Columns of goose-stepping soldiers and a procession of powerful nuclear missiles rolled through the rain-soaked capital of North Korea on Friday evening, as senior officials from China and Russia joined the country’s leader, Kim Jong-un, for a show of solidarity against the US-led global order.
Kim organised the enormous military parade at the main square of the capital, Pyongyang, to celebrate the 80th anniversary of his ruling Workers’ Party. He used the spectacle to show off his country’s growing geopolitical value as a partner to China and Russia in pushing back against the US.
Joining Kim on the viewing platform were Premier Li Qiang, China’s second-highest-ranking official; Dmitri Medvedev, the deputy chairman of the Security Council of Russia and a close ally of President Vladimir Putin; and To Lam, Vietnam’s Communist Party chief, according to images carried by North Korean state media on Saturday.
The parade was also an opportunity for Kim to highlight the deepening military ties between North Korea and Russia. North Korean soldiers who fought for Russia in its war against Ukraine joined the parade on Friday, carrying the flags of both nations. North Korea has provided Russia with 15,000 troops, according to South Korean officials, and large shipments of artillery shells, rockets and missiles.
The North Koreans will continue to “fulfil their responsibilities in the joint struggle of the progressive mankind for opposing injustice and hegemony and defending justice and peace,” Kim said in a speech before the military parade, a veiled show of defiance against the US-led West.

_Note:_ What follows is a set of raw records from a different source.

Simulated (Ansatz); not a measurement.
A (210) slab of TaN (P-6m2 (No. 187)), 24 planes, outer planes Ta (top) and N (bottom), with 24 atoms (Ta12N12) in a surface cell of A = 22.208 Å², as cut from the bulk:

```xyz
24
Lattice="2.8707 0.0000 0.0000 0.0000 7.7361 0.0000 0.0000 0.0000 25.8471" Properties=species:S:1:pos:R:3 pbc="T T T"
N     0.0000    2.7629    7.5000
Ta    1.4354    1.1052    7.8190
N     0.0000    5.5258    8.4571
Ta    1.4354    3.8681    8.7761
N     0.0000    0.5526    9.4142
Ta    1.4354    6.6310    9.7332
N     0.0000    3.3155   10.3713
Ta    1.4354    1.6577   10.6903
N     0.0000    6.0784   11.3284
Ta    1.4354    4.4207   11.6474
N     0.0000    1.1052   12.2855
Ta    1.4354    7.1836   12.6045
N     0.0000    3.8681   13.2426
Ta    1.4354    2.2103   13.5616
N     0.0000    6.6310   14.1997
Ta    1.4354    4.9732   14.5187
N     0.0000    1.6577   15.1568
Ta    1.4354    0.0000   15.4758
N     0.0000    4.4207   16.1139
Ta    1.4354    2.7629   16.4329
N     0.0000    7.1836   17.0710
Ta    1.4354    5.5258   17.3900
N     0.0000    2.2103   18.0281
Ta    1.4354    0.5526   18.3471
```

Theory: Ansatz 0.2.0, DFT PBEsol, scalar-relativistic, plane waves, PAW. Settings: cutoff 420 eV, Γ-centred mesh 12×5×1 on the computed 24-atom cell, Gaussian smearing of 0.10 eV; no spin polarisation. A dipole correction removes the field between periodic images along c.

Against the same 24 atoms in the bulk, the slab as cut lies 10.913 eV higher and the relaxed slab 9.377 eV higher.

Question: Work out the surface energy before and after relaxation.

North Korea has long used military parades for domestic propaganda. They have become more frequent and bigger under Kim, who has also used them as a venue for brandishing new weapons to gain leverage against his enemies, like the US.
The weapons shown off on Friday included military drones, tanks with modern electronic warfare equipment and various missiles, including hypersonic ballistic missiles and Hwasong-20s, North Korea’s newest intercontinental ballistic missiles.